I’m just back from the LAK17 conference in Vancouver. While I was there, I talked to a professor who had given feedback to doctoral students on their presentations in previous years. In most cases, it was the first time they had ever had feedback on their presenting skills. Thinking back to some of the talks I have heard from senior academics, I would guess that some have never had any help iat all in this area.
For me, an important part of presenting is the interactive aspect. If I see people looking puzzled, I try to go into more depth. If I see people looking bored, I’ll try to shift the pace. If a group of people arrives late, I’ll do a brief recap. If something of note happens in the room (loud noises outside, a phone going off , a butterfly circling overhead) I’ll try to react. A presentation is an opportunity to engage an audience and also to engage with an audience. I try to achieve that. I’m not claiming that I always succeed, but it’s always something I aim for.
The opposite of this approach is someone who reads a prepared script. I can see the attraction – particularly if you are nervous or if you are presenting in a language you don’t speak well. However, it’s usually far more difficult for an audience to follow. You put in more words. You use longer words. You start adding in citations. Your audience may be extremely familiar with the major works of every single person you cite – but it’s unlikely. If you cite two or three people in a single sentence, even the most skilled audience will be struggling to keep up. If everything you want to say is in the paper, people could just read your paper. Your presentation needs to offer something extra.
Small text doesn’t work. If you want your audience to read it, it needs to be big. If you are presenting to a large audience in a large room, your text needs to be very big. Unless it’s there as an example of illegible text, then small text serves no purpose. Long text has similar drawbacks. Either you have to pause awkwardly while the audience reads it, or you have to read it to the audience while they are reading it themselves, or you talk over it and the audience isn’t listening because they are reading the text.
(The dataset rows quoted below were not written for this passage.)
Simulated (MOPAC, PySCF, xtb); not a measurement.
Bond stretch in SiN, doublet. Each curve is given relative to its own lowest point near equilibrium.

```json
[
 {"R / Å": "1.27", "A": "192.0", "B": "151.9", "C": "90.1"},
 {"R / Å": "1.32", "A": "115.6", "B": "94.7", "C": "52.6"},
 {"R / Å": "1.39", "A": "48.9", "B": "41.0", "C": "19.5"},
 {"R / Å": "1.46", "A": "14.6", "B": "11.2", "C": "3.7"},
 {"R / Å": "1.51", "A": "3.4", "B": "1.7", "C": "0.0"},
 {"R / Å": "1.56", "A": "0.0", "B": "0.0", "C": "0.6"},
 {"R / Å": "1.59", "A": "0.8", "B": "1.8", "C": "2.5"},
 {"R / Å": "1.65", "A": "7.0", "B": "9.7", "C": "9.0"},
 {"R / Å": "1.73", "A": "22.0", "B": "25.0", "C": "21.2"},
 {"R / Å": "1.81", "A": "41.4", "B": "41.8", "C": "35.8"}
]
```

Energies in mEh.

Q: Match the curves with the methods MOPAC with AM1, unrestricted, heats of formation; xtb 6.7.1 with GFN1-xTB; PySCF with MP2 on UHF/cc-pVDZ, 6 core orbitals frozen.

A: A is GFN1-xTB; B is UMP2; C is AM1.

You can run into the same problem with inexplicable images. For example, you put up a picture of a bear because you are talking about a big problem and you see a bear as an example of a big problem. While you talk about the issue, your audience is busy running through possible explanations for your choice of image. Woodland creature? About to hibernate? Likes honey? Lives in Canada? I once spent 20 minutes trying to figure out the use of an image on the second slide of a presentation. It was a presentation about a strong piece of work – in fact, it later won the prize for best paper – but I didn’t hear a word of it, because I was so distracted by the image.
Images also routinely get used without accreditation. People who scrupulously attribute the sources of their ideas use pictures without any reference to their creators. Sometimes, they even use ones that are have watermarks making it clear they are commercially available and should not be used without permission. It doesn’t take much effort to find images licensed using Creative Commons (you can filter your searches on both Flickr and Google Images in order to return these images). And when you use the images, credit them. Credit the work that went into them. Creative commons usually requires the author’s name and a link to the appropriate licence. This isn’t arduous, and it’s acknowledgment you would give to others whose work you have used.
A final thought. Your final slide. This is the one that stays up through the questions and answers that follow your talk. It is the slide that the audience spends most time looking at. Don’t waste it by filling it with ‘Thanks!’ Reiterate your key point. Provide a link to your work. Offer your contact details. Pose a question. Help the audience to engage with you once your presentation has ended.